On settlement date for a cash creation order, the Trust delivers Shares 
to the Authorized Participant in exchange for cash received from the 
Authorized Participant. To the extent Trade Credits were utilized, the 
Trust uses the cash to repay the Trade Credits borrowed from the Trade 
Credit Lender. On settlement date for a cash creation order, the 
bitcoin purchased is swept from the Trust's Trading Account to the 
Trust's Custody Account pursuant to a regular end-of-day sweep process.
In-Kind Creations
    In connection with in-kind creations, the Authorized Participants 
will submit

[[Page 31389]]

orders by the In-Kind Order Cutoff Time to create Baskets of Shares in 
exchange for bitcoin.
    On settlement date for an in-kind creation, the Trust delivers 
Shares to the Authorized Participant in exchange for bitcoin received 
from the Authorized Participant, or its designated agent or client. The 
Authorized Participant or its designated agent or client will deposit 
such bitcoin to the Trust's Trading Account at the Prime Execution 
Agent. In the event the Authorized Participant, its designated agent or 
client, has not deposited the bitcoin to the Trust's Trading Account at 
the Prime Execution Agent by the applicable time on the settlement date 
of the in-kind creation order, the Authorized Participant will be given 
the option to (1) cancel the in-kind creation order, (2) delay 
settlement of the order to enable delivery of bitcoin at a later date, 
or (3) accept that the Trust will execute a bitcoin transaction 
required for the creation and the Authorized Participant will deliver 
the U.S. dollars required for this purchase. In the case of (3) only, 
the Authorized Participant is responsible for the dollar cost of the 
difference between the bitcoin price utilized in calculating NAV per 
Share on trade date and the price at which the Trust acquires the 
bitcoin to the extent the price realized in buying the bitcoin is 
higher than the bitcoin price utilized in the NAV. To the extent the 
price realized in buying the bitcoin is lower than the price utilized 
in the NAV, the Authorized Participant shall get to keep the dollar 
impact of any such difference.
Cash Redemption
    Following the Cash Order Cutoff Time for a cash redemption order, 
the Trust may choose, in its sole discretion, to enter into a 
transaction with a Bitcoin Trading Counterparty or the Prime Execution 
Agent, to sell bitcoin in exchange for cash. After the Cash Order 
Cutoff Time, the Trust instructs the Bitcoin Custodian to prepare to 
move the associated bitcoin from the Trust's Custody Account to the 
Trust's Trading Account. On settlement date for a redemption order, the 
Authorized Participant delivers the necessary Shares to the Trust, and 
on or around settlement date, a Bitcoin Trading Counterparty or Prime 
Execution Agent, as applicable, delivers the cash associated with the 
Trust's sale of bitcoin to the Trust in exchange for the Trust's 
bitcoin, and the Trust delivers cash to the Authorized Participant. In 
the event the Trust has not been able to successfully execute and 
complete settlement of a bitcoin transaction by the settlement date, 
the Authorized Participant will be given the option to (1) cancel the 
redemption order, or (2) accept that the Trust will continue to attempt 
to complete the execution, which will delay the settlement date. With 
respect to a cash redemption order, between the Trust and the 
Authorized Participant, the Authorized Participant will be responsible 
for the dollar cost of the difference between the bitcoin price 
utilized in calculating the NAV per Share on trade date and the price 
realized in selling the bitcoin to raise the cash needed for the cash 
redemption order to the extent the price realized in selling the 
bitcoin is lower than the bitcoin price utilized in the NAV. To the 
extent the price realized in selling the bitcoin is higher than the 
price utilized in the NAV, the Authorized Participant will get to keep 
the dollar impact of any such difference.
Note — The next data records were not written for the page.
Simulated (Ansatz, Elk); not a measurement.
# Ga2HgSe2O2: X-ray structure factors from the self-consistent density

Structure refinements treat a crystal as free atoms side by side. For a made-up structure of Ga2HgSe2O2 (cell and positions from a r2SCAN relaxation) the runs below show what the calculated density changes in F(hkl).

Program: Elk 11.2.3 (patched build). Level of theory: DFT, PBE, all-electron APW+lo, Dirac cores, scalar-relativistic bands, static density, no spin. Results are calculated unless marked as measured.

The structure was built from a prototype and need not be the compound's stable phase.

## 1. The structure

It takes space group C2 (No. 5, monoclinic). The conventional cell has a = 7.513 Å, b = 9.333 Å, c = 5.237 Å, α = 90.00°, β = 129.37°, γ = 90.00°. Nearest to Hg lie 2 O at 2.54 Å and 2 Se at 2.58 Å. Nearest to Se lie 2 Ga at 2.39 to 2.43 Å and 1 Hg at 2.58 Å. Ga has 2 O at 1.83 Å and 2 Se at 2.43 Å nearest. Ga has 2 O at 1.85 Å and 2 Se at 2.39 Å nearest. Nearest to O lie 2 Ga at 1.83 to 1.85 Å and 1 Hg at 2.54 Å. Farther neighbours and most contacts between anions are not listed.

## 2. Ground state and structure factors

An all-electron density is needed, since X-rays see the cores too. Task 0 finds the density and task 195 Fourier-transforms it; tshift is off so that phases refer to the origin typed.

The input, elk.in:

    The Trust may use financing in connection with a cash redemption 
order when bitcoin remains in the Trust's Custody Account at the point 
of intended execution of a sale of bitcoin. In those circumstances, the 
Trust may borrow Trade Credits in the form of bitcoin from the Trade 
Credit Lender, which allows the Trust to sell bitcoin through the Prime 
Execution Agent on trade date, and the cash proceeds are deposited in 
the Trust's Trading Account. On settlement date for a redemption order, 
the Trust delivers cash to the Authorized Participant in exchange for 
Shares received from the Authorized Participant. In the event financing 
was used, the Trust will use the bitcoin moved from the Trust's Custody 
Account to the Trading Account to repay the Trade Credits borrowed from 
the Trade Credit Lender.
In-Kind Redemptions
    In connection with in-kind redemptions, the Authorized Participants 
will submit orders by the In-Kind Order Cutoff Time to redeem Baskets 
of Shares in exchange for bitcoin.
    On settlement date for an in-kind redemption, the Trust delivers 
bitcoin to the account of the Authorized Participant or its designated 
agent or client at the Prime Execution Agent in exchange for Shares 
received from the Authorized Participant.
Proposal 2: Creation and Redemption of Shares
    The Exchange also proposes to modify the Original IBIT Filing 
section ``Creation and Redemption of Shares'' to integrate the proposed 
in-kind creation and redemption process. Specifically, the Original 
IBIT Filing currently states that Baskets are only issued or redeemed 
in exchange for an amount of cash determined by the Trustee on each day 
that Nasdaq is open for regular trading. No Shares are issued unless 
the Cash Custodian has allocated to the Trust's account the 
corresponding amount of cash. The amount of cash necessary for the 
creation of a Basket, or to be received upon redemption of a Basket, 
will decrease over the life of the Trust, due to the payment or accrual 
of fees and other expenses or liabilities payable by the Trust.
    The Exchange now proposes to delete the above language from the 
Original IBIT Filing, and replace it with the following: Baskets are 
only issued or redeemed in exchange for an amount of bitcoin and/or 
cash determined by the Trustee on each day that Nasdaq is open for 
regular trading. No Shares are issued unless the Authorized Participant 
has properly delivered the requisite amount of cash or bitcoin to the 
Trust's account.\15\ The amount of bitcoin or cash necessary for the 
creation of a Basket, or to be received upon redemption of a Basket, 
will decrease over the life of the Trust, due to the payment or accrual 
of fees and other expenses or liabilities payable by the Trust.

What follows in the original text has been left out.